Atomic operations on memory have up to three variants. The first, or relaxed variant, performs the operation without imposing any ordering constraints on accesses to other memory locations. This variant is the default. The second variant has acquire semantics, and the third variant has release semantics.

When an atomic operation has acquire semantics, the operation must have completed before any subsequent load or store (by program order) is performed. Conversely, acquire semantics do not require that prior loads or stores have completed before the atomic operation is performed. An atomic operation can only have acquire semantics if it performs a load from memory. To denote acquire semantics, the suffix “_acq” is inserted into the function name immediately prior to the “_⟨type⟩” suffix. For example, to subtract two integers ensuring that the subtraction is completed before any subsequent loads and stores are performed, use atomic_subtract_acq_int().

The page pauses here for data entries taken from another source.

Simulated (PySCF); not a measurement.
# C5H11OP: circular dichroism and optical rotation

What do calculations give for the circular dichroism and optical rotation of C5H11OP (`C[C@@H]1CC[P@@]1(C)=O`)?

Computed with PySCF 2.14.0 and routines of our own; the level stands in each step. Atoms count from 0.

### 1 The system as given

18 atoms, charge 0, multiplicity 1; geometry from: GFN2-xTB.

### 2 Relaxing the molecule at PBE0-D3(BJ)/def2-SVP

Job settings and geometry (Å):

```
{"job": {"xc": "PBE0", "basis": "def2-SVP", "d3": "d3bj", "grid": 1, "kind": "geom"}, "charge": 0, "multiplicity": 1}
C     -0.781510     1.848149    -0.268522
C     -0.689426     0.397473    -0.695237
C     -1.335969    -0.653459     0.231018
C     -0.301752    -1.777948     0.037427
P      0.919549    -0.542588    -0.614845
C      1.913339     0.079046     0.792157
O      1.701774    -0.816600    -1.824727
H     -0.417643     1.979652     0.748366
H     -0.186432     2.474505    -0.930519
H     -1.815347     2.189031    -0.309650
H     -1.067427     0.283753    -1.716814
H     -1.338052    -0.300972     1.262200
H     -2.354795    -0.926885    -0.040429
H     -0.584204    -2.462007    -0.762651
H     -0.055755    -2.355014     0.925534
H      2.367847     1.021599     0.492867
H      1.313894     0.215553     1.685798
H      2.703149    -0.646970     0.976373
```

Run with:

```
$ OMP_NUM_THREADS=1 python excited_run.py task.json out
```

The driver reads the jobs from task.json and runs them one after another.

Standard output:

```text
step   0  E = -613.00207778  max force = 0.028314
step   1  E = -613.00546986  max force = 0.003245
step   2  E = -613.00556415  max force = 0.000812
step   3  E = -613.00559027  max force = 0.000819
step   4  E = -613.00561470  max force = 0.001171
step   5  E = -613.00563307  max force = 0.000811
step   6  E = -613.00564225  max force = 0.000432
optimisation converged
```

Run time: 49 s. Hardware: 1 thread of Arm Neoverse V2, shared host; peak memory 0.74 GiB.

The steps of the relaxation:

When an atomic operation has release semantics, all prior loads or stores (by program order) must have completed before the operation is performed. Conversely, release semantics do not require that the atomic operation must have completed before any subsequent load or store is performed. An atomic operation can only have release semantics if it performs a store to memory. To denote release semantics, the suffix “_rel” is inserted into the function name immediately prior to the “_⟨type⟩” suffix. For example, to add two long integers ensuring that all prior loads and stores are completed before the addition is performed, use atomic_add_rel_long().

When a release operation by one thread synchronizes with an acquire operation by another thread, usually meaning that the acquire operation reads the value written by the release operation, then the effects of all prior stores by the releasing thread must become visible to subsequent loads by the acquiring thread. Moreover, the effects of all stores (by other threads) that were visible to the releasing thread must also become visible to the acquiring thread. These rules only apply to the synchronizing threads. Other threads might observe these stores in a different order.

In effect, atomic operations with acquire and release semantics establish one-way barriers to reordering that enable the implementations of synchronization primitives to express their ordering requirements without also imposing unnecessary ordering. For example, for a critical section guarded by a mutex, an acquire operation when the mutex is locked and a release operation when the mutex is unlocked will prevent any loads or stores from moving outside of the critical section. However, they will not prevent the compiler or processor from moving loads or stores into the critical section, which does not violate the semantics of a mutex.

Thread Fence Operations

Alternatively, a programmer can use atomic thread fence operations to constrain the reordering of accesses. In contrast to other atomic operations, fences do not, themselves, access memory.

When a fence has acquire semantics, all prior loads (by program order) must have completed before any subsequent load or store is performed. Thus, an acquire fence is a two-way barrier for load operations. To denote acquire semantics, the suffix “_acq” is appended to the function name, for example, atomic_thread_fence_acq().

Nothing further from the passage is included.